That's what happens, I guess, when book-writers take a long look at a complex subject: some aspects just won't get full insight, and reliance on a wobbly clip file can make it worse.

Let's consider The Many Lives of Michael Bloomberg, a mostly admiring biography by Eleanor Randolph, a former member of the New York Times Editorial Board. It's interesting and at times insightful, but also falls short in describing and analyzing Bloomberg's mayoralty, including glancing mentions of Atlantic Yards.

Part of that is by design: Randolph was aiming at a full biography of a man with, indeed, many lives. So she didn't aim at a comprehensive analysis. Moreover, her reliance on the work of Times colleagues didn't help.
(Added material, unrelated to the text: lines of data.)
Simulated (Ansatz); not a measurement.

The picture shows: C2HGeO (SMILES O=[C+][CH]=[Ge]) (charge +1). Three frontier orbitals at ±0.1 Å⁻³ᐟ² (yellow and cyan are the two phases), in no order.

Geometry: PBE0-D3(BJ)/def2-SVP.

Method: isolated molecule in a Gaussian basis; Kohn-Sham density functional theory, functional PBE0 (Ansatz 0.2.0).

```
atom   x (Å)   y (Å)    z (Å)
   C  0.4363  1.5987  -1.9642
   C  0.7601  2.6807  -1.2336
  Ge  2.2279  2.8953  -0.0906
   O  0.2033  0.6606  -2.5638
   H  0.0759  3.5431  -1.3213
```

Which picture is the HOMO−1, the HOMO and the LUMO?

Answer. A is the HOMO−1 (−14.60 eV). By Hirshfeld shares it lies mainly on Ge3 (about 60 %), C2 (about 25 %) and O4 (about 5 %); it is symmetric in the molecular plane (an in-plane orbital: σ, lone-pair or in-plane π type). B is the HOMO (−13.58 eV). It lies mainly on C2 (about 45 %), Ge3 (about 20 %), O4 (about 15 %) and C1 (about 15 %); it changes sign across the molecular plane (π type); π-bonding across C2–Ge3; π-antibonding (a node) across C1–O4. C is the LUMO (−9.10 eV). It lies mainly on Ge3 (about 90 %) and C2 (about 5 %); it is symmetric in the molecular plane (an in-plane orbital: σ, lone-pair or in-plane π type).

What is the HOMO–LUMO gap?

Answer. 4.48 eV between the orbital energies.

But it's too generous toward his personality and policies and would, if Bloomberg resurfaces as a presidential candidate (which CNBC reports is a possibility), give him an unfair boost. See David Dayen's critique of Bloomberg's potential candidacy in The American Prospect.

One trivial, yet still telling, piece of hagiography: Bloomberg is not 5'8" but rather, at best 5'7", as he described himself in a 2006 Times article. I'm a bit over 5'7" and the few times I got near him thought he was shorter. Does he look more than two inches taller than the 5'5" Marty Markowitz here?

The framing

Credit Randolph for skillful framing: she shows how those who, in 2001, thought Bloomberg' candidacy was a vanity effort underestimated his money, savvy, and drive, and how his positioning as "a leader, not a politician" coincided with the city's needs after 9/11.

Though Bloomberg was a self-admitted liberal on social issues, he had three advantages: not just 9/11, but an inattentive press that didn't take him seriously enough, and a Democratic opponent in Mark Green, "an arrogant and abrasive man" who divided his party . Bloomberg got a belated endorsement from Rudy Giuliani, whose unenthusiastic mumble was turned into a campaign ad.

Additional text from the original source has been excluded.